Wilkinson v. Federal Land Bank of New Orleans

Decision Date08 January 1934
Docket Number30559
Citation168 Miss. 645,150 So. 218
CourtMississippi Supreme Court
PartiesWILKINSON et al. v. FEDERAL LAND BANK OF NEW ORLEANS

(Division B.)

1 MORTGAGES.

Statute requiring advertisement of foreclosure sale to name mortgagor whose property is advertised is in derogation of common law and must be strictly pursued (Code 1930, section 2167).

2 MORTGAGES.

Advertisement of foreclosure sale, which failed to name mortgagor in possession who was the last vendee through original mortgagor, rendered sale void, notwithstanding advertisement named original mortgagor (Code 1930, section 2167).

ON SUGGESTION of ERROR.

(Divsion B. Jan. 8, 1934.)

[151 So. 761. No. 30559.]

Division B

October 16, 1933

Suggestion Of Error Overruled January 8, 1934.

APPEAL from chancery court of Chickasaw county, HON. JAS. A. FINLEY Chancellor.
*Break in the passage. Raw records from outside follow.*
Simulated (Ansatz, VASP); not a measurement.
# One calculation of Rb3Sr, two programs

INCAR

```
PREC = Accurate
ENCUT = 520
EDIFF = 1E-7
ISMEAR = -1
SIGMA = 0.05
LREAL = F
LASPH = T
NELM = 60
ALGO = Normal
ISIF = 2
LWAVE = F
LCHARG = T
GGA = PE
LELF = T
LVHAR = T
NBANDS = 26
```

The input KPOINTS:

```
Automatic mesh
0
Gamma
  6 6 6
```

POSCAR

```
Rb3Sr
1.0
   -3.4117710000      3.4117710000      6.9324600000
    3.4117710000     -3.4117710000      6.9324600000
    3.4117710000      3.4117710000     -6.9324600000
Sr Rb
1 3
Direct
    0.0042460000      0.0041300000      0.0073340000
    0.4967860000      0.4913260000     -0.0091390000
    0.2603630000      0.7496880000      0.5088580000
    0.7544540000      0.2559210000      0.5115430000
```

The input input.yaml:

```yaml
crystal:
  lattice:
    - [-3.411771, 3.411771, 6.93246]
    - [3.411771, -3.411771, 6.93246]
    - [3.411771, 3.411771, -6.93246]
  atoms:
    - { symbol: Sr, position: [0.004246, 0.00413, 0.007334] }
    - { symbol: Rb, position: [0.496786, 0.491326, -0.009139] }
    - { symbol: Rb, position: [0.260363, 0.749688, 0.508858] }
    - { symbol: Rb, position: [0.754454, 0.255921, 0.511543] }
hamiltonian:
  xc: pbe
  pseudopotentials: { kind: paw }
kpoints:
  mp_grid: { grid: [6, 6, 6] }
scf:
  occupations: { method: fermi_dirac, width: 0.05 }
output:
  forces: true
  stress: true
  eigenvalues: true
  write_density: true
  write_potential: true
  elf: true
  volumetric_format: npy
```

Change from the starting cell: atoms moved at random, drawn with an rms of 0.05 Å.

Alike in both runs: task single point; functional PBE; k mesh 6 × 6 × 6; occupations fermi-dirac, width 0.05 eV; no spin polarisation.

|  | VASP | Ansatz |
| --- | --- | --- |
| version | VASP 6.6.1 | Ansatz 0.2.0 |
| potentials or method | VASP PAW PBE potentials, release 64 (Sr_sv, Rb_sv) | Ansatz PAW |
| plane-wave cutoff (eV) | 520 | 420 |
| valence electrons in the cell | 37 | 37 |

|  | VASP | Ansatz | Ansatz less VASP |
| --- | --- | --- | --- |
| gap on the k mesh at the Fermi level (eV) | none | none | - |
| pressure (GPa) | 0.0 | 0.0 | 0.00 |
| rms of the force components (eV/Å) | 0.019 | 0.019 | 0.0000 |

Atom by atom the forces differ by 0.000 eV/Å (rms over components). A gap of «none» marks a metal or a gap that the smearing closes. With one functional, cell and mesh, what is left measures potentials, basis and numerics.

Bill by the Federal Land Bank of New Orleans against Walter A. Wilkinson and others. From the judgment, named defendant and another appeal. Judgment reversed, and bill dismissed.

On suggestion of error.

Suggestion of error overruled, and cause remanded in accordance with opinion.

For original opinion, see 150 So. 218.

Reversed, and bill dismissed. Suggestion of error overruled and cause remanded.

Thos. H. Haman, of Houston, for appellant, W. A. Wilkinson.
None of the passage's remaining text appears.